This weekend, Secretary of State Hillary Clinton signed an agreement with Indonesia's government to provide over $600 million in U.S. aid, more than half of which will be dedicated to a "green prosperity" program.
The US has pledged to provide $1 billion in financial support worldwide to reduce deforestation, which will be supplemented by similar commitments from other advanced nations.
The funds are intended to spark economic development through clean energy and sustainable management of Indonesia's natural resources, which will reduce both poverty and emissions.
A critical component of the package will be funding for projects that reduce poverty while also reducing deforestation and degradation of Indonesia's carbon-rich peat soils, by, for example, shifting palm oil development from the forest frontier to degraded lands and codifying forest communities' land rights.

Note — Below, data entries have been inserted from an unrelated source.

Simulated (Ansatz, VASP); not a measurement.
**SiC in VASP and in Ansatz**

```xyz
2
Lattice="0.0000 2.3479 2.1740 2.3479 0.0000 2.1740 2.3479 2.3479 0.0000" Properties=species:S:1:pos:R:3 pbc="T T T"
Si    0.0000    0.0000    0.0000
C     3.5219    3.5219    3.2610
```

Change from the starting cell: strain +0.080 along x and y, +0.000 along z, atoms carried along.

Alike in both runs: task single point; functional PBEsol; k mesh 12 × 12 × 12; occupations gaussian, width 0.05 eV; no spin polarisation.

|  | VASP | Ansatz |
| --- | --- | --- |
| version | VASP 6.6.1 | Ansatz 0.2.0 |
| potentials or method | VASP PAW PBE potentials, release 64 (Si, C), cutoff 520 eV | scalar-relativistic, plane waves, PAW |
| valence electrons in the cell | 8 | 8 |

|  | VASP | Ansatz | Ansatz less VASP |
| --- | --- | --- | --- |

Indonesia is the world's third largest greenhouse gas polluter, behind China and the US, primarily because of carbon emissions from deforestation and peatland degradation.
"It is impossible to curb global carbon pollution and avert a climate catastrophe without attention to avoided deforestation and increased reforestation. Forestry programs also offer one of the surest roads to capturing the economic benefits from this global challenge," says Dr. Andrew Light, Senior Fellow and Director of International Climate Policy at the Center for American Progress. "Protecting Indonesia's forests and peatlands will allow the country to grow sustainably while reducing emissions, protecting endangered wildlife, and helping ensure the health and economic well-being of the Indonesian people for generations to come."
Funding can also be used for renewable energy investments such as modest sized hydropower projects and geothermal plants, spurring business development and providing affordable, clean electricity in rural communities.
U.S. funds will help Indonesia make wiser land-use decisions by, for example, guiding future palm oil plantations away from pristine rainforests and toward abandoned, degraded lands, which are abundant.
Indonesia's runaway deforestation and wetlands destruction, driven by illegal logging and unchecked expansion of oil palm and pulpwood plantations, threatens its social stability, national security, environment, health, and future economic growth.
The country's forest economy is notoriously inefficient and corrupt, with profiteering and resource exploitation often trampling the rights of the rural poor. Pulp, paper, timber, and oil palm companies and powerful syndicates routinely seize ancestral lands of local communities causing dislocation, economic and upheaval.
Burning and clear-cutting Indonesia's forest and peat lands costs the country at least $6 billion a year. It threatens wildlife such as orangutans and Sumatran tigers with extinction and causes significant human repiratory and cardiac problems from the smoke that settles across the entire region every year.
Overbuilt pulp and paper mill capacity is driving illegal logging, destroying old-growth native forests and costing the government nearly $2 billion in lost tax revenue a year. Palm oil plantations replace healthy forests and wetlands - which could completely disappear within 30 years at the current rate of destruction.
The practice is reponsible for 85% of Indonesia's emissions, while the resulting oil palm and forest products sectors contribute less than 8% to its GDP. Fires caused by draining peat lands are a huge source of emissions, and cause $4 billion a year in economic losses, including major health problems in local populations through smoke inhalation.
The State Dept views these investments as essential to US national security. Indonesia is the third largest Muslim democracy, and is a pivotal partner in promoting democracy, and combating Islamic extremism and terrorism. The country is a major trade partner ($18 billion annually) with a large and growing economy (18th largest globally with 5% annual growth).